Bridge column, February 3: The theme returns after a day's break
Diane Johnson, whose satirical novels often feature American heroines living abroad in contemporary France, said, "A novel's whole pattern is rarely apparent at the outset of writing."
A bridge contract's whole pattern had better be apparent at the outset of the playing, or the declarer is in trouble. In today's deal, how should South play in six hearts after ruffing West's club lead?
The bidding had a modern flavor. South's two-heart rebid was a reverse, showing both a strong hand (usually 17 to 20 points) and longer diamonds than hearts. (That isn't new. A reverse can be recognized in an uncontested auction because if the responder wishes to give preference to opener's first-bid suit, he must go to the three-level.) North's two-spade rebid promised only a five-card suit. Five hearts asked North to bid slam with good trumps. In context, North thought they were.

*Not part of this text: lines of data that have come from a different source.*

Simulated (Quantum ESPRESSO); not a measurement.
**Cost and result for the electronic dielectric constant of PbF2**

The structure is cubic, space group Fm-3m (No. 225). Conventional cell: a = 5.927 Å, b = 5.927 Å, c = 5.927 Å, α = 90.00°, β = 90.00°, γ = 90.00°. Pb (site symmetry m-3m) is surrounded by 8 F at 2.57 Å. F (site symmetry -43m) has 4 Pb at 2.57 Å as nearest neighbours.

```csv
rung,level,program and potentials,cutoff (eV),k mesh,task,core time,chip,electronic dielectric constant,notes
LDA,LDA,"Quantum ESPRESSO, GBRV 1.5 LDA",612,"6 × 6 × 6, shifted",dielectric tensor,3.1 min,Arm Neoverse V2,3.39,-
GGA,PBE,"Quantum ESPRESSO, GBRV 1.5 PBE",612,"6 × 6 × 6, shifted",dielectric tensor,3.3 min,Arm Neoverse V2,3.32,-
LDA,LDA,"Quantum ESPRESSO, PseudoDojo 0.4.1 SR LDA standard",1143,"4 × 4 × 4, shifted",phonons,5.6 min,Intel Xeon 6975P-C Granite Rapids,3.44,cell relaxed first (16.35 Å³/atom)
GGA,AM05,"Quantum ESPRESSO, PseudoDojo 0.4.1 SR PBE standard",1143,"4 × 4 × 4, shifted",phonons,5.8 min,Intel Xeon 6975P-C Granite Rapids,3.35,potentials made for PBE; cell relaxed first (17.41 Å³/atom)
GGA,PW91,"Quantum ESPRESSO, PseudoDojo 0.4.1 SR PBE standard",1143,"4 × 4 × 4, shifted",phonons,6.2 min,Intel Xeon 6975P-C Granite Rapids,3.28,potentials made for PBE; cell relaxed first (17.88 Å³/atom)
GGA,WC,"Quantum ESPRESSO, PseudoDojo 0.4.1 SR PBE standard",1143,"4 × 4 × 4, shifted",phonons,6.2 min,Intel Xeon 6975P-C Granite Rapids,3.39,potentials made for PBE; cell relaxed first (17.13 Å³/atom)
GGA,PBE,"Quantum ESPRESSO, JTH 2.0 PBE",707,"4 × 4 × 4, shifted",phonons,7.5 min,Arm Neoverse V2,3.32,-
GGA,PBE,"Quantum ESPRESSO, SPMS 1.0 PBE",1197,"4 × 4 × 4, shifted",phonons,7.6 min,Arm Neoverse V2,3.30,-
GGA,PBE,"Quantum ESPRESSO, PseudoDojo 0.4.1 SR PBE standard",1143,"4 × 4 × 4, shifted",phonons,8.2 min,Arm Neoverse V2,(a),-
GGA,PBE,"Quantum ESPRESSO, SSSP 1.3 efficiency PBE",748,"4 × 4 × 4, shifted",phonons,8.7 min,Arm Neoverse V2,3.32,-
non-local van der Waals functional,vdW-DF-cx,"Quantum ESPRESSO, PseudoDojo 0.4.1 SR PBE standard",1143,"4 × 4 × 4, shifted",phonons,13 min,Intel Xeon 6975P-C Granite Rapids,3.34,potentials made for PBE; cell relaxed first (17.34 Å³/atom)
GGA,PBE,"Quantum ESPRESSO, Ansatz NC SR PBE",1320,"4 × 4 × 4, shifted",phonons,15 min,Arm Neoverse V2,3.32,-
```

To make the contract, South must establish his diamonds, draw trumps, and run diamonds without losing more than one trick. It is tempting to try for an overtrick by drawing two rounds of trumps, then turning to diamonds. But that is fatal here. As mentioned two days ago, when declarer must establish his side suit, he should do that first.
The best line is to lead a heart to dummy's king (although that is not necessary), play a diamond to the ace, lead a spade to dummy's ace, and play a second diamond. East will discard, not "waste" his trump winner. So South wins with his king and ruffs a diamond in the dummy. East can get only one trump trick.